The S&P 500 jumped 1.3%, continuing its third consecutive week of significant gains—the longest such streak since last Halloween. The Dow Jones Industrial Average surged nearly 1,070 points at one point, settling 978 points (2%) higher by late morning. The Nasdaq composite followed suit with a 1.6% increase.
Iranian Foreign Minister Abbas Araghchi declared on X that passage for all commercial vessels through the crucial waterway “is declared completely open” as a ceasefire in Lebanon appears to be holding. He indicated the strait would remain open for the duration of the ceasefire.

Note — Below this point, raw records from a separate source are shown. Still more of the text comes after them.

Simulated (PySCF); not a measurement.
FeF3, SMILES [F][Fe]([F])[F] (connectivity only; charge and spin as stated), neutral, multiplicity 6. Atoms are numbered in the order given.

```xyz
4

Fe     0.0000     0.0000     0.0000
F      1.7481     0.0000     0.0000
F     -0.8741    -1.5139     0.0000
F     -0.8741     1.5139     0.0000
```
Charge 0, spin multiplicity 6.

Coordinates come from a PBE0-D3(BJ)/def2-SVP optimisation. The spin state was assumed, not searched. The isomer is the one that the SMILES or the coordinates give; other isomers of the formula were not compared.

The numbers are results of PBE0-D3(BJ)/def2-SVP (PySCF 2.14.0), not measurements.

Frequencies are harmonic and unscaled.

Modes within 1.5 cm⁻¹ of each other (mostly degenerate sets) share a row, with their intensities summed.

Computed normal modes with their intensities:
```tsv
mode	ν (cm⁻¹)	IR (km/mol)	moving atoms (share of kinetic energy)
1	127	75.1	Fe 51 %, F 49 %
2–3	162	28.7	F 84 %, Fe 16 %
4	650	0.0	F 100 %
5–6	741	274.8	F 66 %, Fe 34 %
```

This announcement triggered immediate market reactions, with U.S. benchmark crude tumbling 10.8% to $81.38 per barrel, while Brent crude, the international standard, dropped 10.5% to $88.96. Despite these steep declines, prices remain above their pre-conflict levels of around $70, reflecting lingering market caution.
The Strait of Hormuz represents one of the world’s most critical oil chokepoints, with approximately 20% of global oil supply passing through this narrow waterway between Iran and Oman. Any disruption to this passage can cause severe ripple effects throughout global energy markets and the broader economy.
Market optimism was further buoyed by comments from President Donald Trump, who stated on his social media network that while the U.S. Navy’s blockade of Iranian ports remains “in full force” until a deal is reached, negotiations should conclude “very quickly” as “most of the points are already negotiated.”
Companies heavily dependent on fuel costs saw some of the day’s biggest gains. United Airlines surged 8.8%—a welcome development after the International Energy Agency’s warning on Thursday that Europe had “maybe six weeks or so” of remaining jet fuel supplies. Similarly, cruise operators Norwegian Cruise Line and Royal Caribbean Group jumped 7.8% and 9.5%, respectively.
The potential easing of oil prices could have far-reaching economic benefits beyond the energy sector. Lower fuel costs would reduce pressure on prices for transportation-dependent goods, potentially moderating inflation across various sectors from groceries to consumer goods.
Housing and automotive sectors also rallied on the news. With reduced inflation threats, investors anticipate the Federal Reserve might resume interest rate cuts sooner, stimulating economic growth. This prospect pushed the 10-year Treasury yield down to 4.23% from 4.32%, potentially leading to lower mortgage and auto loan rates.
Building supply company Builders FirstSource rose 7.1%, homebuilder Lennar gained 5.7%, and online auto retailer Carvana climbed 9.2% as investors anticipated increased consumer purchasing power through lower financing costs.
The positive market sentiment was further reinforced by strong earnings reports from U.S. financial institutions. State Street rose 4.6% and Fifth Third Bancorp added 1.9% after both exceeded analyst expectations for the latest quarter.
Not all companies shared in the rally, however. Netflix dropped 9.9% despite reporting better-than-expected profits, as investors appeared disappointed by unchanged full-year revenue growth forecasts. The streaming giant also announced that co-founder and chairman Reed Hastings would step down from its board in June when his term expires.
European markets responded enthusiastically to the Strait of Hormuz announcement, with France’s CAC 40 jumping 2% and Germany’s DAX rising 2.3%. Asian markets, having closed before the news broke, ended lower, with Japan’s Nikkei 225 down 1.8% and Hong Kong’s Hang Seng falling 0.9%.
While Friday’s developments signal potential de-escalation, market participants remain vigilant. Since the conflict began, Wall Street has experienced rapid swings between optimism and doubt, resulting in sharp price fluctuations across stocks, bonds, and commodities. Investors appear cautiously hopeful that the reopening of this vital shipping lane marks a significant step toward regional stability and economic relief.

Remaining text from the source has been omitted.